Make people nameless to fix discrimination?

Make people nameless to fix discrimination?

Waleed Aly won the Gold Logie last week. He is definitely one of my favourite TV personalities – I appreciate his cut-through, intellectual, smattered-with-humour style on hot topics.


When he won the award, his speech was acclaimed across the media. He told a disappointing story of a guy who changed his name from his middle-eastern sounding name to a western sounding name, because he said he couldn’t get a job in the industry otherwise.

Interestingly a few weeks before the Logies, I had heard suggestions we should now start having NAMELESS resumes (in addition to not putting your date of birth, gender, marital status etc), to avoid people discriminating against people with a “foreign” last name.

I have to admit, these fears have crossed my mind, now that I too have a “foreign” last name (even though I have a “non-foreign” firstname). But the thought has crossed my mind – what will I call my children if I have any – should I give them an Indian name and an Australian name, and they can choose which one to use depending on where they are applying for jobs?

When you think about it, it’s pretty sad to have to think like that. It’s sad that Waleed’s mate changed his name because he had these thoughts too.

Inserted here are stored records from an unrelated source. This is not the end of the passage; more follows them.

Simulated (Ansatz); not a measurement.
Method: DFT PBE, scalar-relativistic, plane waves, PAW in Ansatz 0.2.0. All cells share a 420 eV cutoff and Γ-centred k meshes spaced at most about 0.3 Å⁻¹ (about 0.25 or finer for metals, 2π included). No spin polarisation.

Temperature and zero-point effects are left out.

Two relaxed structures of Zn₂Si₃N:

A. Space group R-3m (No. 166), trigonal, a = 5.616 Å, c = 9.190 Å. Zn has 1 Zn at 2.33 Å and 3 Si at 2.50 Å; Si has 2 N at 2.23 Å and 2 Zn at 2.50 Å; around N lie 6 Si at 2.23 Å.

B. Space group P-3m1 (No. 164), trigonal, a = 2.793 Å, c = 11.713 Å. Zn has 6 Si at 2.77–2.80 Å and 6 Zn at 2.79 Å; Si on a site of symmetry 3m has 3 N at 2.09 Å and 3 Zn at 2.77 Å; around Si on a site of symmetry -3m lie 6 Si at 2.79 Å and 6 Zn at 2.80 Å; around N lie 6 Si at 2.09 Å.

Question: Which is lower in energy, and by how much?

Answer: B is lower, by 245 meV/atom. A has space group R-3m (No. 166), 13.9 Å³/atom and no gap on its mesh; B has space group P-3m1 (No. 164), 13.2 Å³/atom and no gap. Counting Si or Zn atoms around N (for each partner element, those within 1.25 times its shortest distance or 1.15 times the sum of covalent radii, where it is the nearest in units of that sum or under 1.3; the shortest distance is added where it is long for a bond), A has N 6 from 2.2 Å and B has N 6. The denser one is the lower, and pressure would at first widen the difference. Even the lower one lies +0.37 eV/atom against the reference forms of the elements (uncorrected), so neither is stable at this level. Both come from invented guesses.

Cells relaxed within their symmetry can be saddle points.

But I’m also not convinced nameless resumes will change discrimination. Whilst it might mean people’s resumes get read, rather than culled, you still have to call the person to book an interview – and presumably get their name (unless we go the extremes and start addressing candidates as sir/madam until they sign the contract). But even in the interview, you can’t prevent people subtly discriminating in other ways, such as against skin colour or gender. If it’s obvious discrimination, of course there is a huge uproar and the company can be liable for prosecution – but more often than not it is very hard to prove.

The issue is a nameless resume doesn’t address the source of the problem. People’s attitudes, values and stereotypes are the issue – and unfortunately “fixing” them is a lot more complicated.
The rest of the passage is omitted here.